A few months ago while riding the train through downtown Portland I had a small epiphany: The Internet works backwards. I tweeted about this but didn’t explain much. I promised to blog about it and then quickly got wrapped up in other things.

This morning I stumbled across this post which comes painfully close to what I had in mind. Painfully because it heads in the right direction and yet is still thinking in a limited, old-media way about the nature of content.

We punish the value creators on the Internet. We should reward those who add value to the network. Instead, the more value a site adds to the network, the more fees the site owners have to pay.

What if the internet worked exactly the opposite from the way it works now? Instead of charging someone like YouTube for bandwidth, carriers would indirectly pay to carry that bandwidth. Consumers would still have a flat-rate ISP subscription, with part of that money being distributed to content providers.
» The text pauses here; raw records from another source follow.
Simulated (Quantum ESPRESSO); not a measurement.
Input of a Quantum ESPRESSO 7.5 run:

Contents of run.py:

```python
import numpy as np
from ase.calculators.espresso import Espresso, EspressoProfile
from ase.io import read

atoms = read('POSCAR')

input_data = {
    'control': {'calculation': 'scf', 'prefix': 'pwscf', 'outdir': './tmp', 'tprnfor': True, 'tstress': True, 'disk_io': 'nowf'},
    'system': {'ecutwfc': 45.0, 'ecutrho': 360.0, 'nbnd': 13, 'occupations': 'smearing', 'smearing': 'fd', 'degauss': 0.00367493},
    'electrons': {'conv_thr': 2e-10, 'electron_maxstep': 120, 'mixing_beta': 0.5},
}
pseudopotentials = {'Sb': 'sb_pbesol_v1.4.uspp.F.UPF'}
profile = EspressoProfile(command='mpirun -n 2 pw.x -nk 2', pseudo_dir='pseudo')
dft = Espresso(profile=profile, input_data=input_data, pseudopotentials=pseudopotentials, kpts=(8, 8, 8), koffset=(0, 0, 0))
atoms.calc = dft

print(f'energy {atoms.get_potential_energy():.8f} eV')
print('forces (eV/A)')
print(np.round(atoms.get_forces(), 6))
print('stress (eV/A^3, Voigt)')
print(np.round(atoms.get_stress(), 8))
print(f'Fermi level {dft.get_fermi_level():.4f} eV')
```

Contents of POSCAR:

In this way, users would quite literally vote with their attention. This is not the same as your cable company deciding what channels to carry. In this scheme, bandwidth is the only commodity that carriers need concern themselves with. Specific details of content would not matter. Consumers buy bandwidth. Then they hit the sites they like. Those sites receive a portion of the money collected from consumers. This is not on an individual basis; it is aggregate. So if 20% of my ISPs bandwidth went to Youtube yesterday, so did 20% of the allocated money for that day. From Youtube’s perspective, the bandwidth is free and they make money for hosting the content that the Internet values. Ditto for Flickr, Google, Gmail, the New York Times, or any other site that provides value.

This scheme would work much better than micropayments, mainly because it is dirt simple. Certainly people would try to game the system, and there will always be low-value websites and services which might get some trickle of bandwidth. But over time the wrinkles would be ironed out and the sites and services that create value would be the ones that consistently earn money.